The Bullish Group has built an ecosystem focused on developing financial services for the digital assets sector through technology and investment businesses. These include: Bullish Exchange - digital asset trading services that utilize central limit order matching and proprietary market making technology to deliver deep liquidity and tight spreads within a compliant framework. The business is licensed by the Hong Kong Securities and Futures Commission, German Federal Financial Supervisory Authority, and the Gibraltar Financial Services Commission. Since its launch in November 2021, Bullish Exchange has surpassed US$1.3 trillion in total trading volume, with 2H 2024 average daily volume exceeding US$2 billion. Bullish Capital - an investment company which offers strategic capital, industry expertise and an extensive network of resources to support initiatives that connect conventional finance with the revolutionary possibilities of the digital economy. CoinDesk - an award-winning media, events, indices and data business servicing the global crypto economy.
Reports to:
Manager, Site Reliability Engineering
We are seeking a skilled and proactive Site Reliability Engineer to join our team. As an SRE, you will be responsible for maintaining and improving the reliability, scalability, and efficiency of our services. You will work closely with operations and development teams to ensure our systems are robust and performant.
Role & Responsibilities:
-
System Reliability: Ensure the reliability and availability of our services by implementing best practices and monitoring solutions. Demonstrate reliability with failure injection and testing failovers.
-
Automation: Automate operational tasks and processes to enhance efficiency and reduce manual intervention. Really embrace the idea of treating “operations as a software problem”.
-
Monitoring & Performance: Develop and maintain monitoring solutions to track system health and performance. Analyze metrics and logs to identify and resolve issues proactively.
-
Incident Management: Participate in on-call rotations and respond to incidents, ensuring timely resolution and conducting post-mortem analysis to prevent recurrence.
-
Collaboration: Work with development and operations teams to integrate reliability into the software lifecycle and provide guidance on best practices.
-
Capacity Planning: Monitor system capacity and performance data to ensure our infrastructure can scale to meet future demands.
-
Continuous Improvement: Identify areas for improvement in our systems and processes and implement solutions to enhance reliability and performance.

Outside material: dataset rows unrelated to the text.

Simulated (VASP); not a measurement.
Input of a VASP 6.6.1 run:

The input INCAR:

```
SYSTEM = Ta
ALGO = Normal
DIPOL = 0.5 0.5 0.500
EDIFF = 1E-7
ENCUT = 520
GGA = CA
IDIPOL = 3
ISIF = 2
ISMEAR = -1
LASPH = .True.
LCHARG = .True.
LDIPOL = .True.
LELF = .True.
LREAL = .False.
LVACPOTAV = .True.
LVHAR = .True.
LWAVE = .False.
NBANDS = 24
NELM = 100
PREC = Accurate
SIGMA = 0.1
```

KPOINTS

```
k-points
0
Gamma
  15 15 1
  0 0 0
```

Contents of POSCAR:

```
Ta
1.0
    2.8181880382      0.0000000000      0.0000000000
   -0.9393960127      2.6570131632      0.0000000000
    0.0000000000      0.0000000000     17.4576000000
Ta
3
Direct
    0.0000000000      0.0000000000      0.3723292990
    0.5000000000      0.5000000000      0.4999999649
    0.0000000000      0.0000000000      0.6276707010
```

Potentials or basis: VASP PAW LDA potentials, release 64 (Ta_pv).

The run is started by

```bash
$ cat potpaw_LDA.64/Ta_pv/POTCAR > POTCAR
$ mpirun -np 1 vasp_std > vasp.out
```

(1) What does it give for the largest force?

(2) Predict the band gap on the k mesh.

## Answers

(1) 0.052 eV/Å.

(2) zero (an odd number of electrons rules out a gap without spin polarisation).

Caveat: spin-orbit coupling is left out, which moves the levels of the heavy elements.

Experience & Qualifications:
-
Bachelor’s degree in Computer Science, Engineering, or a related field, or equivalent practical experience.
-
5+ years of experience in a site reliability engineering or operations role.
-
Proficiency in scripting languages (e.g., Python, Bash) for automation tasks.
-
Experience with cloud platforms (e.g., AWS, Google Cloud, Azure) and containerization technologies (e.g., Docker, Kubernetes).
-
Strong understanding of Linux/Unix systems and networking.
-
Experience with CI/CD pipelines and version control systems (e.g., Git).
-
Good experience with monitoring and logging tools (e.g., Datadog, Prometheus, Grafana, ELK stack, Otel).
-
Strong problem-solving skills and attention to detail.
-
Excellent communication and collaboration skills.
-
Ability to work in a fast-paced, dynamic environment.
-
Debugging / Root Cause Analysis
Preferred Qualifications:
-
Experience with infrastructure as code tools (e.g., Terraform, Ansible).
-
Knowledge of database systems and data management.
-
Experience with microservices architecture and distributed systems.
Bullish is proud to be an equal opportunity employer. We are fast evolving and striving towards being a globally-diverse community. With integrity at our core, our success is driven by a talented team of individuals and the different perspectives they are encouraged to bring to work every day.